HBO’s Michael Jackson Abuse Documentary “Leaving Neverland” a Must-See


Caleb Pendleton , Op-Ed Editor

HBO’s recent documentary called “Leaving Neverland” reignited the accusation of Michael Jackson molesting children. Wade Robson and James Safechuck have come forward, confessing molestation claims against the deceased singer. In this four-hour documentary, told in two parts and directed by Dan Reed, both victims go into horrific detail about how they both were abused in all sorts of ways by Michael Jackson as kids.

Safechuck got to know Michael while filming a commercial for Pepsi with him while Robson won a competition for being a Michael Jackson impersonator. Robson said that the abuse started when he was seven-years-old and said Michael Jackson would “perform sex acts with and in front of the kids.” Michael Jackson had supposedly told the kids that they could never tell anyone what was happening or they will be pulled apart and go to jail for the rest of their lives. The movement to clear Jackson’s name has existed since he was first accused of molestation in 1993 (the case was later settled out of court for $23m), but it has become increasingly vocal since Leaving Neverland was announced in January, re-sparking the accusations with horrific scenes of testimonies from two alleged former victims. The Jackson family calls the documentary a “public lynching”, citing concerns over the credibility of Robson and Safechuck, both of whom previously testified that Jackson never abused them. They now say they felt pressured into supporting the singer.
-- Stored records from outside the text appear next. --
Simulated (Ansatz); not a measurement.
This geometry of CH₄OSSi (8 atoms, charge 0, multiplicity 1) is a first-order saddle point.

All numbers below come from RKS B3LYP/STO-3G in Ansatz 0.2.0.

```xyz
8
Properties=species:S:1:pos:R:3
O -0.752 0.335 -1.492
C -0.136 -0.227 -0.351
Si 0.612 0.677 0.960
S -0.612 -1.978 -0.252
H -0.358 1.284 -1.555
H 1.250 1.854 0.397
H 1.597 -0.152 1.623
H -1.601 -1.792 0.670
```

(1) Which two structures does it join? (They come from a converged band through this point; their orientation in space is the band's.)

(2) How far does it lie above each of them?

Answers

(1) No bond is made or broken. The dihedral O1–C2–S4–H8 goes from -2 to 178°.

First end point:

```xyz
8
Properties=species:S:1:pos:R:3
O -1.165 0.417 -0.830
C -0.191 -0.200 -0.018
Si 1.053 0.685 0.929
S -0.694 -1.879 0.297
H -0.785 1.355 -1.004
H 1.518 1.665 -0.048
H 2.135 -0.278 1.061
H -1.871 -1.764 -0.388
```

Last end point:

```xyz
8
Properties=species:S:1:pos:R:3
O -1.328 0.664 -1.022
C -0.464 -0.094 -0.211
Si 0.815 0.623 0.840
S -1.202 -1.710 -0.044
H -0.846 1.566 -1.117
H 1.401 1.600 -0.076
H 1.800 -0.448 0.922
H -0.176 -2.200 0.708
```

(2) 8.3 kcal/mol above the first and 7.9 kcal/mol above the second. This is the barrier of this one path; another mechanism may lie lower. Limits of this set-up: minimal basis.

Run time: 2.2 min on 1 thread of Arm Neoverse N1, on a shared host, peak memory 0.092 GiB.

Jackson’s ranch is called “Neverland” after the famous Peter Pan and Jack never growing up.  Even the parents of the men who have accused Michael Jackson of molestation thought he was like a son just because of his childish actions. He had an amusement park on his Neverland Lawn with chimpanzees, rides, stands and all sorts of things to make a fun time for kids. HBO has been sued for 100 million dollars by the Michael Jackson Estate for damage against Michael Jackson’s name. The film has put Jackson’s empire that is worth up to 2 billion dollars into jeopardy. They also note that both Robson and Safechuck have been unsuccessful in their attempts to sue the Jackson estate – although both men’s cases are now on appeal.

Oprah Winfrey, another sexual abuse survivor, interviewed Robson, Reed, and Safechuck  in front of 100 other survivors of sexual abuse. Oprah Winfrey quoted that Reed was “able to illustrate in these four hours what I’ve tried to explain in 217,” (217 of her shows that talk about this topic). This just shows how detailed these men went into showing what happened with Michael Jackson and the reality of surviving sexual abuse.